Sen. Charles E. Schumer and Federal Reserve Chairman Ben S. Bernanke

The Fed's Role in Mortgages

Monday, September 3, 2007

Sen. Charles E. Schumer (D-N.Y.), chairman of the Senate Banking Committee's subcommittee on housing, traded letters recently with Federal Reserve Chairman Ben S. Bernanke about easing restrictions that limit the ability of mortgage-finance giants Fannie Mae and Freddie Mac to buy more mortgages and mortgage-backed securities. Here are excerpts from their correspondence.

Aug. 22, 2007 Schumer to Bernanke:

The Federal Reserve Bank has taken good steps to restore liquidity to the financial system, but there is still much more that needs to be done to address the risks that we face to our broader economy caused by the ongoing turmoil in the mortgage market.

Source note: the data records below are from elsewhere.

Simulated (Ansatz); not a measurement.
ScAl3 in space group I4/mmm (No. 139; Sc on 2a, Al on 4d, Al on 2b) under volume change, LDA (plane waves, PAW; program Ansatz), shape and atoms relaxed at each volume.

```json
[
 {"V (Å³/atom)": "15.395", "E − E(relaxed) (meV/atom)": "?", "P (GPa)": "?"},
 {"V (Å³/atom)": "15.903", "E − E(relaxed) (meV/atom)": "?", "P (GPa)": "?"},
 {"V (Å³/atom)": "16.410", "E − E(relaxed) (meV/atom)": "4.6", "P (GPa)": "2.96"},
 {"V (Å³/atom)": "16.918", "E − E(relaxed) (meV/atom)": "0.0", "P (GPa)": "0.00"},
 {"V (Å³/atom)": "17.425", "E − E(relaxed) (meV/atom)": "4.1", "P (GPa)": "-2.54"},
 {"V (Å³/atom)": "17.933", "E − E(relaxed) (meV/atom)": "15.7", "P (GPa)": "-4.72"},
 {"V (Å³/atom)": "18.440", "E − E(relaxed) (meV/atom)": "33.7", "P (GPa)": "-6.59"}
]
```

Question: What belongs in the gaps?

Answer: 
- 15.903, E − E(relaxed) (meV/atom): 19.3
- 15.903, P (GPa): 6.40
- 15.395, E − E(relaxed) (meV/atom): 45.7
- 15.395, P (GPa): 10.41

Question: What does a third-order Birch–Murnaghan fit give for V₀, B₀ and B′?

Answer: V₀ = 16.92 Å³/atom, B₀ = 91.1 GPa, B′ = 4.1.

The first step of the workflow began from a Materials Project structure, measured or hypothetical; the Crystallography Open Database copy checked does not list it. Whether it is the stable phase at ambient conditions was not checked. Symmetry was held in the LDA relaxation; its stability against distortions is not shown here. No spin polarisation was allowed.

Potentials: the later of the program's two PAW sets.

It is essential that the Federal agencies overseeing the financial markets use their influence over the major market players to encourage them to engage in a major effort to modify or refinance the loans that have a high probability of defaulting so that the upcoming wave of foreclosures that is anticipated can be abated and market confidence can be restored.

According to the Center for Responsible Lending and other sources, up to 40 percent of current subprime borrowers could now qualify for safe, prime, fixed-rate loans. Our ability and willingness to assist these borrowers is going to be essential to our efforts to prevent the further damage to the housing market, credit markets and overall economy that would otherwise result if their loans are not modified or refinanced.

The reality of today's mortgage market calls for new and creative thinking by the regulators. There are many nonprofit groups that are experienced and willing to assist these borrowers, but they are both resource-constrained and need the cooperation of the banks, lenders and loan servicers. In addition, there are still financial institutions, mainly regional banks, that do not sell off their mortgages and thus can readily assist their borrowers by refinancing them into safe, fixed-rate loans. . . . While the federal government and regulators have largely been reluctant to use these tools to help struggling homeowners in the past, this new type of crisis demands a new type of response. This crisis does not call for a bailout of borrowers, but it does demand a new way of refinancing borrowers who can no longer simply go to their neighborhood banks, as they could have twenty years ago.

Fannie Mae and Freddie Mac have already made commitments to provide substantial resources for subprime refinancings. I have publicly stated that I will introduce legislation when Congress reconvenes in September to increase the portfolio caps on the GSEs to increase their flexibility to participate in loan modifications with borrowers and lending institutions. I encourage the regulators to act before Congressional action is necessary, and raise these caps to help facilitate more loan modifications.


Senator Charles E. Schumer

Aug. 27, 2007 Bernanke to Schumer:

I want to assure you that the Federal Reserve, in cooperation with other federal agencies, is closely monitoring developments in financial markets. As you recognized, the Federal Reserve has also taken steps to increase liquidity in the markets. In particular, our changes to our discount window program are designed to assure depositories of the availability of a backstop source of liquidity so that concerns about funding do not constrain them from extending credit and making markets.

I share your concern about the potential impact of scheduled payment resets on homeowners with variable-rate subprime mortgages. The federal banking regulators have encouraged banks and thrifts to work actively with troubled borrowers to modify loans or to refinance as needed to avoid default or foreclosure and have jointly issued guidances to address underwriting and disclosure practices related to subprime mortgage lending.

As you note, the government-sponsored enterprises (GSEs) Fannie Mae and Freddie Mac are currently assisting in subprime refinancings. However, the GSEs' charters limit their ability to take on higher-risk mortgages and their programs are relevant only to a relatively small share of subprime borrowers. The GSEs should be encouraged to provide products for subprime borrowers to the extent permitted by their charters. The current caps on GSE portfolios -- which were imposed for safety and soundness reasons -- need not be lifted to allow them to accommodate new borrowers. Currently, the GSE portfolios include substantial holdings of GSE-guaranteed mortgage products, which are easily placed in the private secondary market even under current conditions. Thus, the GSEs could readily sell these securities to make space for new mortgages if they wished to do so. Policymakers may also want to encourage the GSEs to increase their mortgage securitization efforts, which are not constrained by their portfolio caps.

Again, thank you for your interest and please be assured that we are following these issues closely.